See my detailed explanation on a different website. I would add something like that here (in addition to the auditorium analogy), but I'd like to find a citation first...anyone seen an explanation along these lines in any textbook? It may be in an obvious place, I haven't really looked. :-) --Steve (talk) 20:32, 20 January 2012 (UTC)
In a normal metallic conductor, is current conducted only by electrons, or also by electron holes? 
In high school I saw that the charges conducting electricity were really conducted by electrons, then later I saw semiconductors. I now have the impression that in metals both electrons and electron holes are responsible for conduction. Is this right? — Preceding unsigned comment added by 22.214.171.124 (talk) 06:23, 8 May 2012 (UTC)
- From the point of view of elementary particles, metals and semiconductors are made of electrons and protons and neutrons. Out of these three, only electrons move to carry current. That's probably what your high-school teacher meant.

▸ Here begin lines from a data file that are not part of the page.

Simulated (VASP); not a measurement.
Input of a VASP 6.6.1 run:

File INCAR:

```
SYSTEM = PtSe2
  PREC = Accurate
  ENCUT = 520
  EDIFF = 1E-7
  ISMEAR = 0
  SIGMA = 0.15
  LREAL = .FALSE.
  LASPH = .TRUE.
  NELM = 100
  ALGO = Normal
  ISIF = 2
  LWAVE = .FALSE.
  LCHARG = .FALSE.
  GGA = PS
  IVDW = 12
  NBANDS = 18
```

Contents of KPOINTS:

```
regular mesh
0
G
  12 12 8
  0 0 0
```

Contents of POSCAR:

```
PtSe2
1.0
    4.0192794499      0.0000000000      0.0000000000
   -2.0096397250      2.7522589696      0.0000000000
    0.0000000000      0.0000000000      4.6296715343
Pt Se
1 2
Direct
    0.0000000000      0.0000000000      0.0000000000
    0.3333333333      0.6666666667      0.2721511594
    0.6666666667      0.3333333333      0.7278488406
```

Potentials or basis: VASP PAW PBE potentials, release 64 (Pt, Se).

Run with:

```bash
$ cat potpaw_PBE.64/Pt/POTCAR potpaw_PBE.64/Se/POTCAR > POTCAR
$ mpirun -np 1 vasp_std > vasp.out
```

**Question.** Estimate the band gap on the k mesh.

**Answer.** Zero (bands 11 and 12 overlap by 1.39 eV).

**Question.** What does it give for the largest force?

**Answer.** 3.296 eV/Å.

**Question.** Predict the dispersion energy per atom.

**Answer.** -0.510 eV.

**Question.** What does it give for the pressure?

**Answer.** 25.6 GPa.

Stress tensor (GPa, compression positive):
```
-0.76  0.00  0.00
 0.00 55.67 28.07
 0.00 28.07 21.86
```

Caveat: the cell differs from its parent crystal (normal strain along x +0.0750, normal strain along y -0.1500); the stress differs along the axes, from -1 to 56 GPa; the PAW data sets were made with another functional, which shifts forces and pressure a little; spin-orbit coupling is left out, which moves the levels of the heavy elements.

- BUT the electrons in semiconductors and metals move in counterintuitive and complicated ways, because they are interacting with each other and with the protons; it's very different from how we usually think of particles moving. So people invented the notion of quasiparticles: Imaginary particles with different properties than electrons, that would give rise to the actual currents you get from the weird electron motion. Semiconductors can be explained very accurately by having two types of quasiparticles: An electron quasiparticle (like an electron but with the wrong mass) and a hole quasiparticle (like an electron but with the wrong mass and the opposite charge). I believe that metals usually have only one kind of quasiparticle and it has similar properties to an actual electron. But not always! Some metals have the "wrong" sign of Seebeck coefficient or Hall effect, an indication that they have positively-charged quasiparticles. --Steve (talk) 12:46, 8 May 2012 (UTC)
Discrepancy Betweeen Electron Hole Article and Dirac Equation Article 
From http://en.wikipedia.org/wiki/Electron_hole "The concept describes the lack of an electron at a position where one could exist in an atom or atomic lattice. It is different from the positron, which is an actual particle of antimatter, whereas the hole is just a fiction, used for modeling convenience."
From http://en.wikipedia.org/wiki/Dirac_equation#Hole_theory "In certain applications of condensed matter physics, however, the underlying concepts of "hole theory" are valid. The sea of conduction electrons in an electrical conductor, called a Fermi sea, contains electrons with energies up to the chemical potential of the system. An unfilled state in the Fermi sea behaves like a positively-charged electron, though it is referred to as a "hole" rather than a "positron". The negative charge of the Fermi sea is balanced by the positively-charged ionic lattice of the material."